Good advice isn’t always adequate advice. This is most evident in personal finance. For a magazine, covering the gap between good advice and adequate advice isn’t easy. It requires in-depth knowledge, skill, ability, and confidence to stick its neck out and make some bold projections.

Rohit Saran | Print Edition: August 7, 2008

Good advice isn’t always adequate advice. This is most evident in personal finance. Here’s an example. “Invest in a business, not in a stock” is good advice for retail investors. It implies that before picking a stock, you should learn about the business of the company in some detail. If you are confident about the company’s prospects, buy its stock. You are likely to reap profits in the long term.

Here’s another piece of advice investors would have heard several times since January this year: “The time for an allround rally in stock prices is over—pick and choose your stocks and mutual funds very carefully.” Both these suggestions are good; but both are inadequate. How is a small investor supposed to differentiate between a business and a stock? How can he turn more “picky and choosy” in his investments after January 2008?
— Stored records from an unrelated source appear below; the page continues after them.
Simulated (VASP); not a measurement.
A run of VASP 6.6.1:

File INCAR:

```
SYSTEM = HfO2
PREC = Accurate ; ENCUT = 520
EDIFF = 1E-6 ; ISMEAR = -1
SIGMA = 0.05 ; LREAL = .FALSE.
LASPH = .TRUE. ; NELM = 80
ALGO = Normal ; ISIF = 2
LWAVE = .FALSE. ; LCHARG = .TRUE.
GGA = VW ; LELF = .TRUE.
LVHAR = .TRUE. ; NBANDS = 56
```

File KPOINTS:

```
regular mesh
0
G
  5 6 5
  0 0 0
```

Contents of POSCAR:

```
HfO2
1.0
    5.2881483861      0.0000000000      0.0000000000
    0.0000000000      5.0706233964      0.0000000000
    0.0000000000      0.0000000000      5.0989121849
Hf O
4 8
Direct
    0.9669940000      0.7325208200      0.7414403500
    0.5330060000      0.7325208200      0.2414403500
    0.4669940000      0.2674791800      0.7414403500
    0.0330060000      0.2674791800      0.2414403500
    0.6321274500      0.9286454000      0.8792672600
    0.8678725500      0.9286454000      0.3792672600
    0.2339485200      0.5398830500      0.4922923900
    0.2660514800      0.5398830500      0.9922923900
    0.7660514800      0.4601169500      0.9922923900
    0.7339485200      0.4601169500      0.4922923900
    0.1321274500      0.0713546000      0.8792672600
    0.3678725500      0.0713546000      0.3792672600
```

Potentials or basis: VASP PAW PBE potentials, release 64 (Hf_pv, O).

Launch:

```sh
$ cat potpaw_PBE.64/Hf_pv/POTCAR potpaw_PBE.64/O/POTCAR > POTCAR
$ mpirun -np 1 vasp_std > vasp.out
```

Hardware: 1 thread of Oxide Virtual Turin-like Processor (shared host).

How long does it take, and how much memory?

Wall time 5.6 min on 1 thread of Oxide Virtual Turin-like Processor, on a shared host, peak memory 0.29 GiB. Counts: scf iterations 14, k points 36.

For a magazine, covering the gap between good advice and adequate advice isn’t easy. It requires in-depth knowledge, skill to distinguish relevant information from irrelevant data, ability to make intelligent assumptions, and finally, the confidence to stick its neck out and make some bold projections. The last part is the trickiest. If you don’t make any projections and just share information and understanding, readers don’t find the advice “actionable”.

But the same readers often don’t understand that every projection is based on certain assumptions, which may not come true. Between the advice and action lies one significant step that must never be ignored—your judgement. Your judgement about how much risk you can take and for how long. Our advice is meant to help you take a decision; it is not a substitute for your judgement. The riskier the investment you contemplate, the greater should be your reliance on your own judgement.

This explanation goes out to the millions of people who have lost money in stocks in recent months. Many of them blame the investment advice they read or heard for their loss and feel betrayed. We understand why they feel this way. But the media’s recommendations are not the only reason for investment decisions going awry. The investors who lost heavily probably did not blend the advice with their judgement. If you still think you made a good judgement call based on good advice, stay with your paper losses. More likely than not, they will turn into real profits when the markets are buoyant again—whenever that happens. We will, of course, be with you through thick and thin, and to help you get richer. Both in wealth and in wisdom.